2. Mathematical Model for Flow across Banks of Tubes

The design specifications and operating parameters for the flow across banks of tubes (circular and aero) with aligned and staggered arrangements are given here. Normally, a fluid flows over the tubes with another fluid flowing inside at a different temperature. These tube rows are arranged either in an aligned or staggered configuration with an axis normal to flow. The 2-D geometrical representation of these arrangements is shown in Figure 1. Both aligned and staggered configurations are characterized by the transverse pitch $S_T$, diagonal pitches $S_D$, and longitudinal pitch $S_L$ measured between the tube centers. The maximum thickness of the NACA airfoil or aero tube is equal to the circular tube diameter, while the transverse and longitudinal pitches are the same for both cases, as shown in Figure 1. The fluid enters the bank with a certain value of velocity $V$ (range: 6–21 m/s) and inlet temperature (288 K) and moves over the tubes with a surface temperature $T_s$ (343 K) and the phenomena of momentum and energy transport take place inside the bank. The flow conditions inside the bank are dominated by the wake interactions and the boundary layer separation effects which affect the convection heat transfer. Therefore, the rate of convection heat transfer $q$ and pressure drop $\Delta p$ are evaluated here for each configuration.

During analytical modeling, the following assumptions were made. The air is selected as a working fluid and uniform velocity is applied at the inlet of each bank. The thermophysical properties of air ($\rho$ = 1.217 kg/m³, $c_p$ = 1007 J/kg-K, $\nu$ = 14.82 × 10⁶ m²/s, and $k$ = 0.0253 W/m-K) are assumed to be constant. The fluid flow inside the bank is two-dimensional, and the heat transfer is steady state.

The Nusselt number ($N_u$) correlation for the fluid flow across banks of tubes in the aligned and staggered arrangement is proposed by Zukauskas [6]:

$$N_u=C_{2}CR{e}_{max}{}^{m}P{r}^{0.36}{\left(\frac{Pr}{P{r}_s}\right)}^{\frac{1}{4}}$$

(1)

where $Pr$ represents the Prandtl number and all properties are determined using the average inlet and outlet temperatures of fluid [1].

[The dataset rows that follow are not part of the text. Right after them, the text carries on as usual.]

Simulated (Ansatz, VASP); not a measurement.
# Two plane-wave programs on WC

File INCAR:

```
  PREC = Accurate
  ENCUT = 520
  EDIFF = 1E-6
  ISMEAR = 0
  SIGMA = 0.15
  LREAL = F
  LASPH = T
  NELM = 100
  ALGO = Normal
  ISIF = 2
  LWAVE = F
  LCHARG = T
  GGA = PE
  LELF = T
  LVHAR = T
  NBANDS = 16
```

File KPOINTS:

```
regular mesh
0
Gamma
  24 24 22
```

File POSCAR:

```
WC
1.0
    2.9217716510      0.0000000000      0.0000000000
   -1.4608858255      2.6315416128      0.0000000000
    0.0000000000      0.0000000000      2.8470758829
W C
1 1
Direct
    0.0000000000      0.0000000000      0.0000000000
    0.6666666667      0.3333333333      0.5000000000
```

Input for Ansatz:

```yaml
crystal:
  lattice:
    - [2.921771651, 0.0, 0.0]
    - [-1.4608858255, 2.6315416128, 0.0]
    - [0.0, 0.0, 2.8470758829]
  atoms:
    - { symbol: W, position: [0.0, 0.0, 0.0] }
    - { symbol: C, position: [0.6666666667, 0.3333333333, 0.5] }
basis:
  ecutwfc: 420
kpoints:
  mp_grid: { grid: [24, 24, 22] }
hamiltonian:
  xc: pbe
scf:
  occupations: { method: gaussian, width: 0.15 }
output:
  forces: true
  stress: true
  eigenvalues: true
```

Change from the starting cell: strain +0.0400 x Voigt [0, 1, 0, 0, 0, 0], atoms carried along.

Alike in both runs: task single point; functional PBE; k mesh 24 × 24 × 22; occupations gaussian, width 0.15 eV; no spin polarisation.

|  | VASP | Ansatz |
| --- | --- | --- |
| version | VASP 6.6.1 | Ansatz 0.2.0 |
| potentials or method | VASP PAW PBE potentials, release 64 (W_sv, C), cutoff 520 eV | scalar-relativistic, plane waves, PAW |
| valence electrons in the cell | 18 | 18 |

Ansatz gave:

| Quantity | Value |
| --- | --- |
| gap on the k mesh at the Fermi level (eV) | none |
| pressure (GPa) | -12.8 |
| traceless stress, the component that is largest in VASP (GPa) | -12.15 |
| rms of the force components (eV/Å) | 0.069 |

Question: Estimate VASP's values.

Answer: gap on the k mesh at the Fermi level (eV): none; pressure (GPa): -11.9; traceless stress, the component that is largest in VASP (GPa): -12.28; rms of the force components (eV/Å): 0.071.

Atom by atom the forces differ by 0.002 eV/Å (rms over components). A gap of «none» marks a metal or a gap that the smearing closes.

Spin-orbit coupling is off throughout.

The Reynolds number ($R{e}_{max}$) for the aforementioned correlation depends upon the maximum fluid velocity ($V_{max}$) happening inside the bank and is given by Equations (2) and (3) as follows [1]:

$$R{e}_{max}=\frac{V_{max}D}{\nu }$$

(2)

$$V_{max}=\frac{S_T}{S_T-D}V$$

(3)

The convection heat transfer coefficient ($h$) and fluid outlet temperature ($T_o$) are determined using Equations (4) and (5) as follows [1]:

$$h=N_u\frac{k}{D}$$

(4)

$$T_o=T_s-\left(T_s-T_i\right)\mathit{exp}\left(-\frac{\pi DNh}{\rho V{N}_T{S}_T{c}_p}\right)$$

(5)

where $N$ represents number of tubes in the entire bank and $N_T$ is the number of transverse plane tubes.

Log-mean temperature difference ($\Delta T_{lm}$) and the rate of heat transfer ($q^{\prime }$) per unit length of the tubes are evaluated using Equations (6) and (7) as follows [1]:

$$\Delta T_{lm}=\frac{\left(T_s-T_i\right)-\left(T_s-T_o\right)}{\mathit{ln}\left(\frac{T_s-T_i}{T_s-T_o}\right)}$$

(6)

$$q^{\prime }=N\left(h\pi D\Delta T_{lm}\right)$$

(7)

The pressure drop ($\Delta p$) is computed using the equation as follows:

$$\Delta p=N_{L}x\left(\frac{\rho V_{max}{}^2}{2}\right)f$$

(8)

where $N_L$ is the number of longitudinal plane tubes, $x$ is the correction factor, and $f$ is the friction factor [1].

3. Results and Discussion

Figure 2a shows the variation in the weighted average temperature at the outlet as a function of the velocity of air. The maximum temperature is observed in the case of airfoil tubes in a staggered arrangement, and the minimum in the case of circular tubes in the aligned arrangement. The outlet temperature decreases by increasing the velocity because the contact time for convection heat transfer decreases inside the bank. Therefore, momentum diffusivity dominates the thermal diffusivity by increasing the velocity of fluid.

Figure 2b depicts the variation in the pressure drop inside the bank as a function of the velocity of air. The numerical model is validated with the analytical results of circular tubes in a staggered arrangement. The pressure drop increases by increasing the velocity because the maximum fluid velocity increases at higher velocities as defined by Equation (8). The pressure drop is at a maximum in the case of circular tubes arranged in a staggered arrangement, and at a minimum for aero tubes in the aligned arrangement. Therefore, more pumping power is required for the fluid flow across the banks of circular tubes in a staggered arrangement and minimum in the case of aero tubes in the aligned arrangement.

Figure 3 shows the velocity streamlines across the banks of tubes for all configurations. The wake regions are at a maximum in the case of aligned circular tubes, and at a minimum in the case of staggered aero tubes. These boundary layer separation effects and wake interactions with the fluid flow affect the convection heat transfer inside the bank. Therefore, the net heat transfer rate is at a maximum in the case of staggered aero tubes and vice versa.

4. Conclusions

In the present study, the numerical results are validated with the analytical results that show a fair argument between them. The aero tubes reduce the pressure drop and increase the heat transfer rate inside the bank. The pressure drop in aligned aero tubes is 36% less than the staggering circular tubes at all velocities. Similarly, at lower velocities, the heat transfer rate is 3% greater in aligned aero tubes than in the staggering circular tubes. Therefore, at lower velocities, an aligned arrangement with aero tubes is better to use than going for circular tubes in a staggered arrangement which increases the pressure drop.